Reinforcement learning tasks are typically specified as Markov decision processes (MDPs), but standard formalisms tightly couple environment dynamics with the learning objective. This coupling complicates the task specification, obfuscates connections between settings such as episodic versus continuing problems, and forces separate convergence proofs and algorithmic variants. Successive generalizations — options, state-based discounts, interest functions, general value functions — have multiplied terminology without yielding a unified treatment.

Key idea

Decouple the environment dynamics from the task by introducing the RL task tuple (P, r, γ, i) defined on top of an MDP (S, A, Pr), where γ : S × A × S → [0, 1] is a transition-based discount function rather than a state-based scalar. With this single change:

  • Episodic and continuing tasks differ only in γ — no absorbing or hypothetical states are needed.
  • The options framework (π, β, I) collapses to an RL task with γ(s, a, s') = 1 − β(s') and i(s) = 1[s ∈ I].
  • General value functions, hard termination, and soft termination (γ set to small ε > 0 rather than 0) all express as choices of γ.
  • Bellman contraction bounds extend uniformly to both episodic and continuing tasks via the matrix P_{π,γ}(s, s') = Σ_a π(s, a) Pr(s, a, s') γ(s, a, s'), with previous constant-γ and state-γ results recovered as special cases.

Method

Generalized Bellman operator. For trace parameter λ_c, define P^λ_π = (I − λ_c P_{π,γ})^{-1} P_{π,γ} (1 − λ_c) and r^λ_π = (I − λ_c P_{π,γ})^{-1} r_π, giving the generalized operator T^(λ) v = r^λ_π + P^λ_π v. TD updates extend by simply replacing γ_c (or γ_s(s_{t+1})) with γ_{t+1} = γ(s_t, a_t, s_{t+1}) in the TD error and eligibility trace.

Emphasis weighting. With interest function i, the diagonal weighting becomes D = M = diag((I − P^λ_π)^{-1} (d_μ ∘ i)), recovering Emphatic TD as a special case and ensuring the linear system A is positive definite even off-policy.

Equivalence to state-based discounting. Transition-based and state-based discounting have equal representational power, but the equivalent state-based MDP requires |A| n² + n states (one hypothetical state per (s, a, s') triple) versus the original n. The paper proves stationary-distribution equivalence (Theorem 2 / Appendix B) but shows that the transition-based form is strictly more compact, more modular across discount choices, and avoids feature-aliasing in linear function approximation.

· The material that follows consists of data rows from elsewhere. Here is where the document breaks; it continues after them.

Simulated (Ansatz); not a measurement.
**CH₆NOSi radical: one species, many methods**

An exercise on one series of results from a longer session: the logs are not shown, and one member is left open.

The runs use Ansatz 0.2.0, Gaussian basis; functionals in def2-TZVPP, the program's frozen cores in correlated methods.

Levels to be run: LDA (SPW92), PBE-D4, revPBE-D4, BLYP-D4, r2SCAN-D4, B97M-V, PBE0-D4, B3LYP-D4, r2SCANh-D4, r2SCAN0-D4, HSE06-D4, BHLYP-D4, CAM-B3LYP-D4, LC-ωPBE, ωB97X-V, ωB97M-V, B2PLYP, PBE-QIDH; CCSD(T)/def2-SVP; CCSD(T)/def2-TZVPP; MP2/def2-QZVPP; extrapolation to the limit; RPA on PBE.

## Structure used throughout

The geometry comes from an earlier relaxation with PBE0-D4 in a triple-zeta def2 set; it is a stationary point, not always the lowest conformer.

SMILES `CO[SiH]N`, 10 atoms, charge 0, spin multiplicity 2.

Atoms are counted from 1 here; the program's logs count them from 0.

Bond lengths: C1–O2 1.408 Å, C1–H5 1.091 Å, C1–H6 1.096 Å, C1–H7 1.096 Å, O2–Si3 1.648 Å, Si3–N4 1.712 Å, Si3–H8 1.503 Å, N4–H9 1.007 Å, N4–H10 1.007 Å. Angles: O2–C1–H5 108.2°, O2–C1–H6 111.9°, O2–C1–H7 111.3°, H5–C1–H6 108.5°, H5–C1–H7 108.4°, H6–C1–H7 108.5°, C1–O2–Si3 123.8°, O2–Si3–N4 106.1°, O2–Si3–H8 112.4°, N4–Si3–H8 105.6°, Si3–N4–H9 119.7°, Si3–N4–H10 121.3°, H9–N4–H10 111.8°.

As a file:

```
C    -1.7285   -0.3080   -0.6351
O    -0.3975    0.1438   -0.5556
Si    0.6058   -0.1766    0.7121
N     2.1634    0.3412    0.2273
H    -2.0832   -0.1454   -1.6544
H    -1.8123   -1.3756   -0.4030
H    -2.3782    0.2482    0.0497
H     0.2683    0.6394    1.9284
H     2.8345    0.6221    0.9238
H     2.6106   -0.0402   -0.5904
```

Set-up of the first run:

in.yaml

Contraction bounds. Lemma 1 proves s_D := ‖P^λ_π‖_D < 1 for both D = D_π (on-policy) and D = M (emphasis), under assumptions A1–A4 (finite spaces, unique invariant distributions, some transition with γ < 1, and an interest-consistency condition for the function class). Lemma 2 lifts contraction to T^(λ). Theorem 1 then bounds ‖v − v*‖_D ≤ (1 − s_D)^{-1} ‖Π_D v* − v*‖_D, which reduces to the Tsitsiklis–Van Roy 1997 bound (1 − γ_c λ_c)/(1 − γ_c) in the constant-discount special case.

Results

Taxi-domain demonstration (Section 3). A modified taxi domain (4 platforms, orientation costs) compares optimal policies under three discount choices for the pickup transition:

  • Soft termination γ(source, Pickup, P-in-Car) = 0.1, γ = 0.99 elsewhere → optimal policy, total reward −7.7, accounts for orientation after pickup.
  • Hard termination γ = 0 at the same transition → suboptimal: agent greedily minimizes turns to passenger, ignores post-pickup orientation, total reward −8.0.
  • State-based termination γ_s(Car-in-source ∧ P-in-Car) = 0 → degenerate: agent oscillates around source after pickup and never drops off (the state-based form cannot represent the desired return without adding hypothetical states).
  • Constant γ_c sweeps → numerical imprecision causes most settings to fail to pick up at all.

The figure-2(e) summary table reports successful pickup/dropoff counts and turn cost over 100 steps × 5000 runs, showing the hard- and constant-discount baselines fail outright on some settings.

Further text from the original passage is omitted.